We reaffirm the inerrant Scripture to be the sole source of written divine revelation, which alone can bind the conscience. The Bible alone teaches all that is necessary for our salvation from sin and is the standard by which all Christian behaviour must be measured.
   We deny that any creed, council or individual may bind a Christian’s conscience, that the Holy Spirit speaks independently of or contrary to what is set forth in the Bible, or that personal spiritual experience can ever be a vehicle of revelation.

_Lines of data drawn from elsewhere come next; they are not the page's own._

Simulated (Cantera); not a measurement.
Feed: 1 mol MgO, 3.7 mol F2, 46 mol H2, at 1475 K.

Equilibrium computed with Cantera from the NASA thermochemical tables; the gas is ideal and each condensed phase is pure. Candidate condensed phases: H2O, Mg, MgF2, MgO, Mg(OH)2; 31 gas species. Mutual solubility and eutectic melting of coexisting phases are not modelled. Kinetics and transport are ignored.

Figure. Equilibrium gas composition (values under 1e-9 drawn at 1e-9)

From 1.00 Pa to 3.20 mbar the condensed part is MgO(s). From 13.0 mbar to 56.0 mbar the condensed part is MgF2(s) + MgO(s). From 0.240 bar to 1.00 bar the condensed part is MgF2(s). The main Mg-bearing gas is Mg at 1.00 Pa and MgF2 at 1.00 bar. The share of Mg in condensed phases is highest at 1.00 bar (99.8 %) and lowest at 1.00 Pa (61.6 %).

The erosion of Christ-centred faith

As evangelical faith becomes secularised, its interests have been blurred with those of the culture. The result is a loss of absolute values, permissive individualism, and a substitution of wholeness for holiness, recovery for repentance, intuition for truth, feeling for belief, chance for providence, and immediate gratification for enduring hope. Christ and his cross have moved from the centre of our vision.

Christ alone

We reaffirm that our salvation is accomplished by the mediatorial work of the historical Christ alone. His sinless life and substitutionary atonement alone are sufficient for our justification and reconciliation to the Father. We deny that the gospel is preached if Christ’s substitutionary work is not declared and faith in Christ and his work is not solicited.

The erosion of the gospel

Unwarranted confidence in human ability is a product of fallen human nature. This false confidence now fills the evangelical world from the self-esteem gospel to the health and wealth gospel, from those who have transformed the gospel into a product to be sold and sinners into consumers who want to buy, to others who treat Christian faith as being true simply because it works. This silences the doctrine of justification regardless of the official commitments of our churches.
   God’s grace in Christ is not merely necessary but is the sole efficient cause of salvation. We confess that human beings are born spiritually dead and are incapable even of co-operating with regenerating grace.

Grace alone

We reaffirm that in salvation we are rescued from God’s wrath by his grace alone. It is the supernatural work of the Holy Spirit that brings us to Christ by releasing us from our bondage to sin and raising us from spiritual death to spiritual life.
   We deny that salvation is in any sense a human work. Human methods, techniques or strategies by themselves cannot accomplish this transformation. Faith is not produced by our unregenerate human nature.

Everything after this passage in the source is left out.